To understand what the doctrine of inerrancy means and does not mean requires a great deal of common sense, a commodity which is sadly in short supply in our day and age. It means only that the Bible is inerrant in what it asserts and teaches. It does not mean that because a sentence is found in the Bible it must therefore be taken as true in every possible sense without reference to its context,. Joshua 2:4-5 includes the words “There came men unto me, but I wist not whence they were: And it came to pass about the time of shutting of the gate, when it was dark, that the men went out: whither the men went I wot not: pursue after them quickly; for ye shall overtake them.” These words were not true, they were a lie told by Rahab to the men of the king of Jericho to protect Joshua’s spies. The words are in the Bible, but Biblical inerrancy does not mean that they are true, because the Bible does not assert that they are true but rather tells us that they are a lie.
Nor does Biblical inerrancy mean that the Bible must measure up to modern, man made, standards of technical precision. Here is an example of what I mean. The Bible frequently refers to the sun as rising in the east and setting in the West. On a couple of occasions it refers to God performing miracles in which the sun either stops in its movement across the sky or even moves backwards. Modern science tells us that the phenomenon (appearance) of the sun moving across the sky from the east to the west is actually caused by the motion of the earth as it rotates on its axis. Therefore, a technically precise way of saying “the sun rose” would be to say “the rotation of the earth on its axis caused the sun to become visible on the eastern horizon”. This does not mean that the Bible is in error in referring to the sun rising. The Bible is God’s verbal communication to man. If God is going to communicate to men verbally He must speak the language men use and the language which men use is phenomenal language and not the language of technical precision. The language of technical precision is not a measuring stick to which the language of phenomenon is to be held up and judged to be “right” or “wrong”. Only pedantic fools of the type of whom the character of Sheldon Cooper on television’s “The Big Bang Theory” is a hilarious caricature would insist otherwise.
Unfortunately it is not just arrogant atheists, humanists, and materialists who are such pedantic fools. Fundamentalists have often outdone them by coming up with bizarre interpretations of the phenomenal language of the Bible – such as the reference to the firmament and the waters above it in the creation account – in order to make the claim that it is a technically precise account of what the world was like at creation (but is no longer). This is unnecessary for the reasons given in the preceding paragraph and by doing so the fundamentalists have done exactly what they accuse theistic evolutionists of doing, i.e., reading the text in a way that nobody prior to Darwin would ever have dreamed of doing.

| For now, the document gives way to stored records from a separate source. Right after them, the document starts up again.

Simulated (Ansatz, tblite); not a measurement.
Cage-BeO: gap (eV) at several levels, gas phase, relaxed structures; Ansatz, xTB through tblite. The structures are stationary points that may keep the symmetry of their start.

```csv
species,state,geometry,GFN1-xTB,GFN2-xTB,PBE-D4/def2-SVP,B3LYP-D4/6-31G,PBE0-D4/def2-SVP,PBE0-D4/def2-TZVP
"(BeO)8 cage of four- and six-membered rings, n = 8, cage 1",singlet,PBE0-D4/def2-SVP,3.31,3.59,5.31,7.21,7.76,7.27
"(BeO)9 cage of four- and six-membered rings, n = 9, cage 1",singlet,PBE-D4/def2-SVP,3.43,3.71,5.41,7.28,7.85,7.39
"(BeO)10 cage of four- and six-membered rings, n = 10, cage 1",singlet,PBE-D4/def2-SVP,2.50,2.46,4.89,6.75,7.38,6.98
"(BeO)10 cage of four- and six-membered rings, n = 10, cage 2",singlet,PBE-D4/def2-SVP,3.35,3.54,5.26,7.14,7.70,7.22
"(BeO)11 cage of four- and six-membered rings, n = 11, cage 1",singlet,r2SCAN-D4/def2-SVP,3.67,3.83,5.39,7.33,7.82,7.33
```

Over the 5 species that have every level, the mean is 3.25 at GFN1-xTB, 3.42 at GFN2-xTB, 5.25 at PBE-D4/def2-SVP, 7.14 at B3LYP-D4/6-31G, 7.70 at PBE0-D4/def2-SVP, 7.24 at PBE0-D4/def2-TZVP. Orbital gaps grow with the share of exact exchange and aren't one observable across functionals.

This brings us to one final difference between orthodoxy and fundamentalism which we will consider. Orthodoxy and fundamentalism both teach that the Holy Bible is the Word of God and as such is authoritative and true in all it asserts and teaches. Fundamentalism, however, insists that the Bible be interpreted as literally as possible. Orthodoxy, on the other hand, insists that the Bible be interpreted as traditionally as possible. Sometimes the traditional interpretation of the Bible is a literal interpretation. The other points of fundamentalism are good examples of this. Traditional orthodoxy does not allow for an understanding of the deity of Jesus Christ that is any less than that He was fully God come in the flesh as true man. It does not allow for crossed fingers when affirming belief that Jesus was born of the Virgin Mary. It does not allow for the idea that Jesus rose from the dead “in the sense” that His disciples felt Him living on in their hearts. Orthodoxy is more than fundamentalism, not less, and saying truthfully that the orthodox way of interpreting the Scriptures is traditional rather than literal does not lend support to such attempts to hide sheer unbelief behind the guise of faith.
The difference between the literal and the traditional way, the fundamentalist and the orthodox, ways of interpreting the Scriptures is this. The fundamentalist, literal, approach accepts modern, rationalist, and individualist presuppositions. It sees the indwelling of the Holy Spirit spoken of in the New Testament as referring primarily or even exclusively to the individual believer. It therefore sees the Holy Spirit’s ministry of guidance and truth (John 16:13) in the same way. Unlike the modern charismatics, who have a similar individualistic view of the matter but who emphasize an experiential relationship, fundamentalists insist that there is a rational formula, method, or technique for arriving at the proper interpretation of Scriptures, which is the literal method. Ironically, the fundamentalist view violates a literal understanding of I Peter 1:20.
Orthodoxy is not so individualistic. The orthodox view does not reject that the Holy Spirit comes upon and indwells believers individually. The rite of confirmation would make very little sense otherwise. In orthodoxy, however, the indwelling of the Holy Spirit refers primarily to the Church as the collective Body of Christ and it is that collective body that is the primary recipient of the ministry of guidance into truth.
This does not mean that the correct interpretation of the Scriptures is what the authorities of the Church at any given particular time say it is. This was the arrogant position taken by the corrupt ecclesiastical officials whose abuse of their position by using a bad theology of salvation developed in the late Middle Ages to prey upon people’s fear of hell and purgatory to extort money from them prompted the response of the Protestant Reformers whose assertion of the supremacy of Scriptural authority, in the unfortunate terminology of Sola Scriptura, eventually led to the fundamentalist position. The Church as the collective Body of Christ, includes not just believers alive today (the Church Militant), but past generations who have passed into the presence of Christ (the Church Triumphant) as well. If the Church as the collective whole of the Body of Christ is the recipient of Christ’s promise that the Spirit of Truth would guide us into all truth then these past generations must be included as well. What this means is that for the Church today to be led into truth and not slide into error it must listen carefully to how past generations of Christians have understood the Scriptures.
There is no formula for doing this. The idea that everything can be reduced to a formula or technique is the great heresy of the Modern Age in philosophy, science and politics as well as in theology and religion. There are principles to guide us, however, one of these being the classical canon found in the
Commonitory of St. Vincent of Lerins, which is that we should hold to “that which has been believed everywhere, always and by all.” These are not absolute terms, otherwise we would be looking for an extremely low, lowest common denominator, but it means that we should listen to what has been persistently taught, throughout the whole Church and not just in one branch, arm, sect, or locality, from the earliest times. To do so, will not lead us anywhere close to modernism, liberalism, neo-orthodoxy, or any of the various other forms of latter day unbelief, but will give us a fuller understanding of the truth than that which is found in fundamentalism.